I feel ugly. On the inside.
Just to be clear….I am not ugly. I am a beautiful, loving, kind and generous person….doing my best in the world. Trying to be all I can be, to make the most of my life and the gifts I’ve been given. But, like most humans, I struggle sometimes. And now is one of those times.
I struggle with forgiveness. I get my feelings hurt by other people’s behavior.
I feel furious. Wounded. Betrayed. Resentful. Angry.
I will not go into the details, but it is with a group of people. A so-called community. A community of selfish and poorly behaved (in my opinion) people.
How will I heal my heart? Here is the prescription:
- Focus on the good: Yes, there are a lot of assholes in any community. That is the nature of all communities…people are at different points in their personal evolutions. (And the assholes never recognize themselves as the assholes!) But there are also amazing people. Tremendous, kind, loving people or at least people who behave according to social conventions and try to do the basic right thing. Why, when I am upset, does my mind constantly move toward the negative instead of focusing on the positive? It’s an act of discipline, when the negative story begins telling itself yet again, to pull the mind away and refocus on something good. There is always something good.

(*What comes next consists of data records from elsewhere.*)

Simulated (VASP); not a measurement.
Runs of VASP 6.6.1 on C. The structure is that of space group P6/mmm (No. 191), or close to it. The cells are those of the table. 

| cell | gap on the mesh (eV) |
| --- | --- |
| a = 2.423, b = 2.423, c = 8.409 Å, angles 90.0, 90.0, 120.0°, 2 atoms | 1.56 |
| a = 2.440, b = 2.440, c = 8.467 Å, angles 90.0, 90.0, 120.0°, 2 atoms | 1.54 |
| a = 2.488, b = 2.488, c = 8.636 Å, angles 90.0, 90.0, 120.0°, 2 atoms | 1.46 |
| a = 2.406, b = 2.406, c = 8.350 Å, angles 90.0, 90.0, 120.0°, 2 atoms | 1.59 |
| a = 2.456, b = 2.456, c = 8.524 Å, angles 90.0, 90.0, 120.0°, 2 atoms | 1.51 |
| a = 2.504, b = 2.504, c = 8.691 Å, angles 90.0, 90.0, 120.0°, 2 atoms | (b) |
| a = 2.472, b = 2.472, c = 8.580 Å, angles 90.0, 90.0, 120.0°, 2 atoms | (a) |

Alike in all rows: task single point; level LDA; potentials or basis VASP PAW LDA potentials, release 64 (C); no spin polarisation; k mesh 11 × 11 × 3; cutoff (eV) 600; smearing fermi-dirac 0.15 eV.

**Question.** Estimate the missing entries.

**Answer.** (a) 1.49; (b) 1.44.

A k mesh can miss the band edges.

- Gratitude: Much like focusing on the positive, activating the healing power and perspective-shift that comes from gratitude. There are many ways to practice gratitude. Taking the time to notice the many gifts for which I have to be grateful, and then taking the time to say thank you. It’s a simple yet powerful remedy.
- Give: I also try (probably could and should do more!) to practice generosity. Givers are happy people. I have been given so much. I know that it is my obligation to pay everything forward- material gifts as well as gifts of time, love and energy. There is ALWAYS someone in need. In this age of social media, you can just go on a website and see all the people struggling right in your own community. It’s painful to read people’s stories, but a simple donation can help. Even giving a tip at Starbucks or adding an extra dollar to a tip counts as generosity. Give. And then give some more!
- Be the Change: This is so hard. We only want to change others’ behavior. However, if I search deep and honest, I can recall times when I was the asshole. I don’t want to be an asshole. Even when I was the asshole, I didn’t want to be. I didn’t mean to be. Sometimes I even knew that I was doing something unkind, but I rationalized my behavior. The hardest thing is to show kindness in the face of someone else’s unkindness. However, what the world needs most is kindness. I don’t know what is going on with those people, why they have their heads so far up their asses. I will never change anyone else. But I can possibly soften my own heart and do better in my own behavior.
Thanks for listening. Wish me luck as I work through this!